The Automotive segment was a key contributor, growing its revenue by 18% year-on-year. This expansion was largely fueled by M&M's ongoing strategy of premiumising its Utility Vehicle (UV) offerings. While SUV volumes saw a 7% increase, the revenue growth outpaced this, indicating a successful shift towards higher-value models and improved realization per vehicle.
The Farm segment also showed robust growth, with revenue up by 31% year-on-year.
Choice's research report highlights that M&M's revenue outperformance is strategically driven by its segment mix and pricing power, enabling it to convert strong topline growth into margin expansion. Based on this performance, the firm has increased its FY26/27E EPS (Estimated Earnings Per Share) estimates by 2.0% for both years.
Maintaining its target price at INR 4,450, which values the company at 25x the average of FY27/28E EPS, and factoring in subsidiary valuations, Choice reiterates its 'BUY' rating on the stock. The recommendation is supported by M&M's strategic emphasis on expanding its premium product portfolio and the positive outlook for a recovery in rural demand.
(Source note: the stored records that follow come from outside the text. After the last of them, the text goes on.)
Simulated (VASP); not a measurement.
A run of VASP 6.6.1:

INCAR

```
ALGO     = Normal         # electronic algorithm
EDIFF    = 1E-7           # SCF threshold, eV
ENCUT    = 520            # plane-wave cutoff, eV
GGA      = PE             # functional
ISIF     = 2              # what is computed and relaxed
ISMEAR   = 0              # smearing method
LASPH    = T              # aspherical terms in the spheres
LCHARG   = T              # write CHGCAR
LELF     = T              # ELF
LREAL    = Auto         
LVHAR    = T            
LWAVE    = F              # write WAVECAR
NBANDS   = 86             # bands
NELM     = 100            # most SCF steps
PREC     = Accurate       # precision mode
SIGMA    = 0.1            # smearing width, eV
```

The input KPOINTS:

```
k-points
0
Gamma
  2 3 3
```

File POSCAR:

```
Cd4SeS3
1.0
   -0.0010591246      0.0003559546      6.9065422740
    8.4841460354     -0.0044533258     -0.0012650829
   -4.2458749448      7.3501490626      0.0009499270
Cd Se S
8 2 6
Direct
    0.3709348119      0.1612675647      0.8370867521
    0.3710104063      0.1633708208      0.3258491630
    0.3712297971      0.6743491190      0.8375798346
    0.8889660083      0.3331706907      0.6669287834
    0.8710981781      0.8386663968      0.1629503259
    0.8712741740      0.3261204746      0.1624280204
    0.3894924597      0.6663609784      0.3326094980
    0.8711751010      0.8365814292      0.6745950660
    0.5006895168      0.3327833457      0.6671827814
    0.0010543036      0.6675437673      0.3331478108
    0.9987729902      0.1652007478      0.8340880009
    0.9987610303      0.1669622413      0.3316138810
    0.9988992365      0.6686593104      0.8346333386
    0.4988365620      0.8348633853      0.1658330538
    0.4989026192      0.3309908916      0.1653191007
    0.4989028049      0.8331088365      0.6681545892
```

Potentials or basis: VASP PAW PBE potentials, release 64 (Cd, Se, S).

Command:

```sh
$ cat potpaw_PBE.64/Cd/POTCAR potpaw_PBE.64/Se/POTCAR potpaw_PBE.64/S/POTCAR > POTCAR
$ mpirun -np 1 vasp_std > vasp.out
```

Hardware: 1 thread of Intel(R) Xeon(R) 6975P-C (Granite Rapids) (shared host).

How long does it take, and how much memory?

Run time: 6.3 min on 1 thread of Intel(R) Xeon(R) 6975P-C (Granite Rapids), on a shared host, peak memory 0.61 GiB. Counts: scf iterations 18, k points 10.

Impact: This positive analyst report, with its reiterated 'BUY' rating and a specific target price, is likely to boost investor confidence in Mahindra & Mahindra. It could lead to increased buying interest in the stock, potentially driving its market price upwards and positively influencing its overall valuation. The mention of rural demand recovery also suggests broader economic optimism for sectors tied to agriculture. Impact Rating: 8/10
Difficult Terms: Year-on-year (YoY): A comparison of financial results between a specific period and the same period in the previous year. Standalone revenue: Revenue generated exclusively by the parent company, excluding any income from its subsidiaries. Utility Vehicle (UV): A broad category of vehicles that typically includes SUVs, crossovers, and sometimes minivans, often designed for versatility and robustness. Premiumisation: A strategy where a company focuses on selling higher-priced, more advanced, or luxury versions of its products to increase revenue and profit margins. Realisation per vehicle: The average amount of money a company receives from selling a single unit of its product. Revenue outperformance: Achieving revenue figures that are better than expected or higher than those of competitors. Segment mix: The proportion of revenue generated by different product lines or business units within a company. Pricing power: A company's ability to raise prices for its products or services without losing a significant number of customers. Margin expansion: An increase in a company's profitability ratios, such as gross margin, operating margin, or net profit margin. FY26/27E EPS: Estimated Earnings Per Share for the Financial Years 2026 and 2027. EPS is a company's net profit divided by the number of outstanding shares. Target price: A price level that an analyst predicts a stock will reach within a specified timeframe. Subsidiary valuation: The estimated market worth of companies that are owned or controlled by the parent company. Reiterate: To repeat or state again. Rural demand: Consumer spending and economic activity originating from non-urban, agricultural regions.